By TIOL News Service

MUMBAI, JAN 07, 2015: THE appellant is a PSU owned 100% by the Government of India. They undertake two kinds of activities. First, they provide exploration report based on survey and detailed expression of mineral deposit for which they get grant-in-aid from the Govt. of India. This is called preliminary exploration. The second activity is exploration work in respect of which they provide detailed survey and exploration reports on contractual basis to various clients. On the second activity, Service Tax is paid by them.

As regards the first activity, these reports are kept by them and may be sold to private users later, on payment of fees on which Service Tax is also being paid.

The demand of Service Tax of Rs.4,36,88,734/- has been confirmed only on the reports prepared by them on the basis of exploration work and the activity undertaken is classified by Revenue under Scientific and Technical Consultancy Services.

Before the CESTAT the appellant submitted that they carry out the exploration work in the national interest to know the location of mineral deposit so as to bridge the gap between the initial discovery and the detailed exploration of mineral deposits. On the basis of their work, they prepared detailed reports which are retained by them. The expenses involved in this activity are reimbursed by the Govt. of India in the form of Grant-in-Aid, which is reflected in their Annual Reports as well as outcome budget of the Ministry of Mines. It is further submitted that no service has been rendered by the appellant to the Government because they are merely undertaking work on basis of 100% reimbursement of expenses involved in the work. Moreover, the department has wrongly classified the activity under the Scientific or Technical Consultancy Services, whereas their activity is more akin to the service in relation to Survey and Exploration of minerals falling under Section 65(105)(zzv), which came into force on 10.9.2004; that initially, on the asking of the department, they had paid Service Tax upto 31.3.2002 however, later on the advice of the Ministry of Mines that the activity undertaken is not service, they discontinued the payment of Service Tax.

The AR while reiterating the findings of the adjudicating authority submitted that the Board vide Circular F.No. B-11/1/2001-TRU dated 9.7.2001 has clarified as below -

Point raised for clarification

Clarification

Many public funded research institutions receive grants or aids from the Government for conducting research /project work. Whether such activities would be covered under the levy?

In the facts of this case, no service is rendered to anyone. Hence the question of payment of service tax does not arise. However, if they render service to anyone on payment basis, service tax will be payable on such services.

Whether the service tax will be leviable on consultancy provided to government departments, public sector undertakings?

If scientific or technical consultancy is provided to a government department for which consultation fees are received, then service tax would be applicable.

The Bench observed -

(i) Whether the service provided by the appellant is covered under Scientific and Technical Consultancy Services or under Survey and Exploration of Mineral Service.
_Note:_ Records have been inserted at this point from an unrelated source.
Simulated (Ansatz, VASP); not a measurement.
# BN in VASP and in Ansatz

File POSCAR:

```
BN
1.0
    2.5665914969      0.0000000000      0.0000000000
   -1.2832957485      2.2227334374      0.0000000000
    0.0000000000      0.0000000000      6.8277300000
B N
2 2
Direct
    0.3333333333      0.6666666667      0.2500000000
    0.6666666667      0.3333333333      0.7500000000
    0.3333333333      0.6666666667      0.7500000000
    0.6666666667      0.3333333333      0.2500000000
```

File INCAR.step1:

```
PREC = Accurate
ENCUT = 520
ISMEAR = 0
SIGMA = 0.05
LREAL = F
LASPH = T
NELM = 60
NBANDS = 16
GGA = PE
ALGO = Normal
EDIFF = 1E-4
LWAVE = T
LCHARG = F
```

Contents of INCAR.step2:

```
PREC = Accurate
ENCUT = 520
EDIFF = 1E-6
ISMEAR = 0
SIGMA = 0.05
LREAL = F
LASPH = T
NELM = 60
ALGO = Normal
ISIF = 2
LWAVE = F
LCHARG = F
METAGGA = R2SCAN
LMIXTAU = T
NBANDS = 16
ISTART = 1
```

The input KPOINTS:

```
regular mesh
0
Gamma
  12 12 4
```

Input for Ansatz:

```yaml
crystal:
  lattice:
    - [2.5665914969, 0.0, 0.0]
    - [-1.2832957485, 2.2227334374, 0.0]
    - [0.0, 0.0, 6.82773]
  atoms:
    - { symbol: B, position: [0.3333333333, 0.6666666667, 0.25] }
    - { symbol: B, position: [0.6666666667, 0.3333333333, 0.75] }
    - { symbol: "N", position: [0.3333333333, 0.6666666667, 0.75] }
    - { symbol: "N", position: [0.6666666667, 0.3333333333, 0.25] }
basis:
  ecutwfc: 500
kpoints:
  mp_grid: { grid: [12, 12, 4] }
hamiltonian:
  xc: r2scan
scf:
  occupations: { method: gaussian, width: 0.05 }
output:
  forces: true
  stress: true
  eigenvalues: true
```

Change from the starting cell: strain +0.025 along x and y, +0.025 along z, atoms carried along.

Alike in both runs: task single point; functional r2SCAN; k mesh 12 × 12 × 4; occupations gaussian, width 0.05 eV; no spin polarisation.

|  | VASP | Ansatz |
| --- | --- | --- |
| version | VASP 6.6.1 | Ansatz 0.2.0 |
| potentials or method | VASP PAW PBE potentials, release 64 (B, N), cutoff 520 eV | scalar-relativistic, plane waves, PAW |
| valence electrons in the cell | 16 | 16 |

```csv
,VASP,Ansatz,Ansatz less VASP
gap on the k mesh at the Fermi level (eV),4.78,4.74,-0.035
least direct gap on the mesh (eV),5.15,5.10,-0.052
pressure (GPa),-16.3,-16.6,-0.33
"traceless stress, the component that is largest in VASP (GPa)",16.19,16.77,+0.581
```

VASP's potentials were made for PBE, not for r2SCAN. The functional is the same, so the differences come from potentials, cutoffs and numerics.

It is quite obvious that keeping in mind the activities undertaken by the appellant, the service is classifiable under the Survey and Exploration of Mineral Service. The question which arises is whether the activity before 10.9.2004 i.e. prior to introduction of the Survey and Exploration Service would be covered under the Scientific or Technical Consultancy Service. The definition of this taxable service is a service provided by a Scientist or a Technocrat or any Scientific or Technical Institution or Organization. It is clear that the appellants are not a Scientific & Technical Institution or Organization. If we were to accept otherwise, every company which undertakes technical consultancy as many companies do will fall under this definition, which is obviously not correct. Therefore, we hold that the activity undertaken by the appellant is covered under the Survey and Exploration of Mineral services for the entire period.

(ii) Whether the activity undertaken on the basis of 100% Grant-in-Aid received by the appellant from the Govt. constitutes a service provided to the Government.

(iii) Whether, if the service is considered to be provided, any consideration was received by the appellant from the Government of India for the service provided.

We are convinced by the argument that when the activity is undertaken by them on the basis of 100% grant received from the Government and the grant is totally expended on the expenses involved under various activities as reflected in the balance sheet, it cannot be said that any service has been provided. For any service, there has to be a service provider, a service receiver and consideration. In the present case, the records show that no consideration has been paid by the Government to the appellant for undertaking the work of Survey and Exploration of Mineral and preparation of the detailed reports thereof. What has been received from the Government is only the reimbursement of the actual expenses involved. Board's Circular (supra) also clarifies that if Scientific or Technical Consultancy Service is provided to the Government Department for which consultation fees are received, then Service Tax would be applicable. In the present case it has not been shown by the Revenue that any consultation fee has been received by the appellant. It is also not a matter of dispute that the reports prepared by the appellant on the basis of Grant-in-Aid received are kept with them. As and when the situation or opportunities arise, these reports may be sold to clients or customers on payment of charges and Service Tax is paid on such charges. Clearly there cannot be duplication of Service Tax payment. If the Revenue's contention is accepted that the Service Tax should be paid by the appellant for preparation of Consultancy Report and again when the reports are sold to parties for consideration. Therefore, we hold that there has been no service provided by the appellant to the Ministry of Mines.

In fine, the adjudication orders were set aside and the appeals allowed with consequential relief.